Shaped cookies actually work better when they're frozen. Cold/frozen cookie dough holds it's shape better, so chocolate chip cookies are softer in the middle, and shaped cookies don't get that bloated look.
Bobette - yes, freezing scones works. I make cream scones, par freeze on a cookie sheet, then bag them. When it's time to bake I brush them with a little milk or cream and sprinkle demarara sugar on top. They come out perfect, just take a few minutes longer to bake.
@hlg22 Thanks for the info! That just makes one less thing I'll have to worry about come Thanksgiving. I've already frozen peach puree for bilinis that morning and was going to work on sausage cheese balls after making a test batch with some new local sausage I found. Now if I could just pre-make the entire meal over the next couple of months.

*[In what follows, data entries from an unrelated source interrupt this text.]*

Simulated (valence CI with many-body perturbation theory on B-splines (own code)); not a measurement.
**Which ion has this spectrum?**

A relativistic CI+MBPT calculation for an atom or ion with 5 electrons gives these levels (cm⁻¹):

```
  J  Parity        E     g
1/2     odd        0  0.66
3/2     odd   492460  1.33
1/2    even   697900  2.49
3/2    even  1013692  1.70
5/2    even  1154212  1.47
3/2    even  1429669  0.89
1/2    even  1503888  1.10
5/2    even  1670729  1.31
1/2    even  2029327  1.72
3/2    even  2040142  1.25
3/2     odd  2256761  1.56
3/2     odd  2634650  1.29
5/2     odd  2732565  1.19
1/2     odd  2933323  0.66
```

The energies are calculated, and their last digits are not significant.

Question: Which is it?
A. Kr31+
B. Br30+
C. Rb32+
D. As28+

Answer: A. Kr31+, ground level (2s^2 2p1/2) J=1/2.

If I froze cookie dough this long before the holidays, I'd have two problems: 1. no room in my freezer, 2. my boyfriend and I would snack on them for the next three months and I'd have none left for baking. (Even 24 dozen is only 3 cookies a day!)
I actually tried this - I had some shortbread dough in my freezer for a few months. When I thawed and baked a few this weekend, it simply was not as good as fresh baked. It had a strange taste to it. The wrapping may not have been tight enough, or I did something else wrong in the storage, but I would not advise freezing homemade cookie dough for more than a month.
I love this idea but am afraid that if my husband found them, they may not be around come December.
I usually have cookie dough in the freezer, but this time of year I start making extra and making some more of the really special kinds. I usually don't bake them until closer to the holidays.
Not for me. I rarely have surprise company just drop in wanting cookies at the holidays that I don't at least have the 20 minutes it takes to make, toss in the oven and clean up a batch of cookies. And yes, to agree with Sousani, I have tried it before and unless you want to waste 2 or 3 ziplocs per batch to triple bag em, that butter in those cookies will soak up that delightful freezer taste.
Is it just me or do cookies never seem like a chore period, let alone at the holidays (and I make a TON of them then as gifts) why take away a big part of what many look forward to and dump a bag of frozen cookies on the counter?
I never have issue freezing cookies- smitten's chocolate chip and peanut butter cookie recipes freeze especially well. I freeze them solid on a cookie sheet, then stuck them in a freezer bag with the air pressed out.
If you stick them in the back of the freezer, I find I tend to forget about them after a week...
We used to make Christmas cookies in October and freeze them--worked great and really loosened up the holiday season. But then we moved and took different jobs and are in a different rhythm and have just not gotten back into that habit. This year we have scheduled the first weekend in November to bake cookies for the holidays--we'll see if that ends up happening or not.
Oh. YES. We do this every year. No one can tell the difference. Otherwise, impossible to make the numbers/varieties we do!
I wish I could pre-make and freeze my cookies but I don't have the freezer space for them.
@belmontmedina - that week before you forget is the week I'd already have eaten them. :)
i *always* premix and freeze chocolate chip dough. my freezer doesn't stink, though.
I like this idea of freezing the dough too. But I do foresee them never making it until Christmas because I'd eat it all. But my MIL freezes already baked cookies all the time and I have noticed they get dried out!! I don't know if she baked them for a minute or two less they'd not dry out. But the cookie dough method is a little fresher.
With most frozen long-term storage, watch out for self-defrosting freezers. They often defrost by heating up a bit and then cooling back down, which can melt the very outside of your cookies and then freeze it again. Moisture probably sublimates at that time if your dough is not hermetically sealed. Using something like a deep freeze or a freezer that doesn't try to take care of itself would probably work quite well.
Last year I finally got around to making cookies the week before Christmas, but we didn't get to decorate them till Christmas Eve day while I was in early labor. And here I was just thinking it would be nice to plan to make the cookies before December this year and then we can just figure out when to decorate them when the holiday season starts. (I think with a baby crawling around, it will require a bit more planning.)